"Novoselic admitted he had tipped Kurt off [about the drug intervention], feeling the idea would backfire and that Kurt would flee. "I just felt so bad for him," Krist recalled. "He looked so fucked up. I knew he wouldn't listen to it." Krist saw Kurt for the first time since Rome that week at the Marco Polo Motel on Aurora Avenue. "He was camped out there. He was delusional. It was so weird. He was like, 'Krist, where can I buy a motorcycle?' I was like, 'Fuck, what are you talking about? You don't want to buy a motorcycle. You've got to get the fuck out of here.'" Krist invited Kurt to go away on vacation, just the two of them, to talk things out, but Kurt refused. "He was really quiet. He was just estranged from all his relationships. He wasn't connecting with anybody."
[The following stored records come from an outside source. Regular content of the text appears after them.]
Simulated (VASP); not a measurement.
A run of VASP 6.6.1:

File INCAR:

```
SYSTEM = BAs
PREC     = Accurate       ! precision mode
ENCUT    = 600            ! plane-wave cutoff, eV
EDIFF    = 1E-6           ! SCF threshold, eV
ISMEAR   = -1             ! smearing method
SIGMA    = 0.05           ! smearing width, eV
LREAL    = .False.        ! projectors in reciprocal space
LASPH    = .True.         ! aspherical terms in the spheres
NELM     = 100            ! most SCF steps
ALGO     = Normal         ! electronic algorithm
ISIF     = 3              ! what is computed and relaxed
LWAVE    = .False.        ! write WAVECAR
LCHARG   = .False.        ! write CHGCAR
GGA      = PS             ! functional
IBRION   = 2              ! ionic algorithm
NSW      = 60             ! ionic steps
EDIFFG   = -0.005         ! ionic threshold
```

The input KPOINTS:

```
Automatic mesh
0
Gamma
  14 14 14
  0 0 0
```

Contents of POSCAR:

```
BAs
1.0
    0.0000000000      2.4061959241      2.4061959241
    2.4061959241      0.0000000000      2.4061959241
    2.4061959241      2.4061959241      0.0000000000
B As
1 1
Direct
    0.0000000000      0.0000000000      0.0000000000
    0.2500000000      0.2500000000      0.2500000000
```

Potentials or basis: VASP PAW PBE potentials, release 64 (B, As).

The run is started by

Kurt complained of being hungry, so Krist offered to buy him dinner at a fancy restaurant; Kurt insisted he wanted a Jack in the Box hamburger. As Novoselic drove toward Jack in the Box in the nearby U-District, Kurt protested: "Those hamburgers are too greasy. Let's go to the one on Capitol Hill--the food is better there." Only when they arrived on Capitol Hill did Novoselic realize Kurt didn't want hamburgers at all: He was simply using his old friend to get a ride to score drugs. "His dealer was right by there. He just wanted to get fucked up into oblivion. There was no talking to him. He just wanted to escape. He wanted to die, that was what he wanted to do." The two men began screaming at each other and Kurt bolted from the car."
-Heavier Than Heaven, Charles R. Cross, 2001, pg. 332
Rolling Stone: What was that last year like?
Dave Grohl: "You just never knew. There were times when the room was lit up with energy and happiness, and there were times when the vibe was like the fucking plague. The last year, being in that band was rough. There was a whole lot of dark shit going on. At that point I was living this wonderful, healthy life outside the band, but when I'd enter a band environment, that all changed. It wasn't a lot of fun. But when Pat Smear joined the band, it changed everything. We went from being fucking sulking dirtbags to kids again. It changed our world. He's the sweetest person in the world. He became really close with Kurt. There was laughter."
(2005)
"I can't think of one show that I ever played with that band where we walked offstage and said, 'That was great.' Never one. Only two times did I get any reassurance from Kurt. Once when I joined the band, in 1990, we were drunk at some disco in England, and Kurt came up and said, 'I'm so glad you're in this band. I'm so glad you're down-to-earth.' I was like, 'Wow!' The next time was in late '93 or early '94 when I came home and turned on my message machine and had a message from Kurt that said, 'Y'know, I was just sitting here listening to 'In Utero', and your drumming is so awesome. You did such a great job!' I was like, 'Wow!' Those two things were spread out by about four years [laughs]."